"Microresumes" have become especially popular this May, as prospective university graduates are getting ready to enter the workforce. Graduate students are particularly likely to post their resumes on their microblogs.
"I am from the city of Qingdao city and I am looking for a temporary job to help me get by. I will take my post-graduation examinations next year," wrote a graduate student from Qingdao University in east China's Shandong Province on weibo.com, China's most popular microblogging site.
There were more than 17,000 microresumes posted on weibo.com as of last Friday.
College graduates aren't the only ones taking to their keyboards to find a new job. China's gainfully employed are also using microblogs to seek bigger and better opportunities. Ruan Xin, a senior manager with a company in China's economic hub of Shenzhen, recently posted a microresume in the hopes of finding a better job.

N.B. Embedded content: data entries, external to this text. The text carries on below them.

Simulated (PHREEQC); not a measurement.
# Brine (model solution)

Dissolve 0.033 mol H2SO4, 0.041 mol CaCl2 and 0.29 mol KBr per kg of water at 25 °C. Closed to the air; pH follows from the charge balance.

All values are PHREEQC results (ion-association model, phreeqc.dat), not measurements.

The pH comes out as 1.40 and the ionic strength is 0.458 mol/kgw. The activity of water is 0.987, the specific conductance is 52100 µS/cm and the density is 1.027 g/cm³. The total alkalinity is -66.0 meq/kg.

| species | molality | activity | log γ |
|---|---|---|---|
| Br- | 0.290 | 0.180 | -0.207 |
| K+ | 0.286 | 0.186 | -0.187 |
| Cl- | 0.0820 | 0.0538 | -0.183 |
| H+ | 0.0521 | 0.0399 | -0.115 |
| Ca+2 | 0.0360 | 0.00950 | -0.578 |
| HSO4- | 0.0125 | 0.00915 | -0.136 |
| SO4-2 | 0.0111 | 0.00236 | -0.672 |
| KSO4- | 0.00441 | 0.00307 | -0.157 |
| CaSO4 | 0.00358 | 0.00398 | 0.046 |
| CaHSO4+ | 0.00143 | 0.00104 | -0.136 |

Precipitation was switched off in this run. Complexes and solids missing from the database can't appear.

Ruan was quoted in a Thursday article in the China Youth Daily newspaper as saying that microresumes are an efficient way for both job seekers and employees to achieve their goals.
Direct and short introductions can quickly spread over the Internet, which helps employers save time when they're trying to find the right candidates, he said, adding that the speed at which short introductions can spread on the Internet also allows prospective job seekers to make more connections than they would with traditional resumes.
Several companies have begun looking at microblogs as an effective channel for recruitment. A recruiter for Alipay, China's largest third-party online payment service, said that Alipay has been recruiting employees via microblogs since 2009, according to the China Youth Daily article.
The recruiter says that microblogs can "yield twice the result with half the effort" in helping companies to recruit new employees.
New figures show that about 140 million people have signed up for accounts at weibo.com. Chinese media giant Sina, which owns weibo.com, estimates that the site will have 200 million registered users by the end of this year.
However, summing up an entire career in just 140 characters is a challenge for many job hunters. Some of the microresumes posted online seem to be posted just for their humorous content, rather than for the purpose of actually finding a job.
"Some microresumes are more like micronovels, just another instance of online entertainment," says Wang Yan, a college student majoring in journalism at Central China Normal University in Wuhan, the capital city of central China's Hubei Province.
Wang Dong, a human resources director working for an online advertising company, says that he is very cautious when dealing with microresumes. He believes that they aren't long enough to provide a suitable introduction for employers.
"Microresumes aren't necessarily suitable for every industry," Wang says. "Advertisers and media companies are the most suitable targets for this kind of recruitment."
He suggests that good microresumes should be clear and tightly focused, with links to the poster's personal website, if he or she has one. This can allow employers to understand the candidate more easily, he says.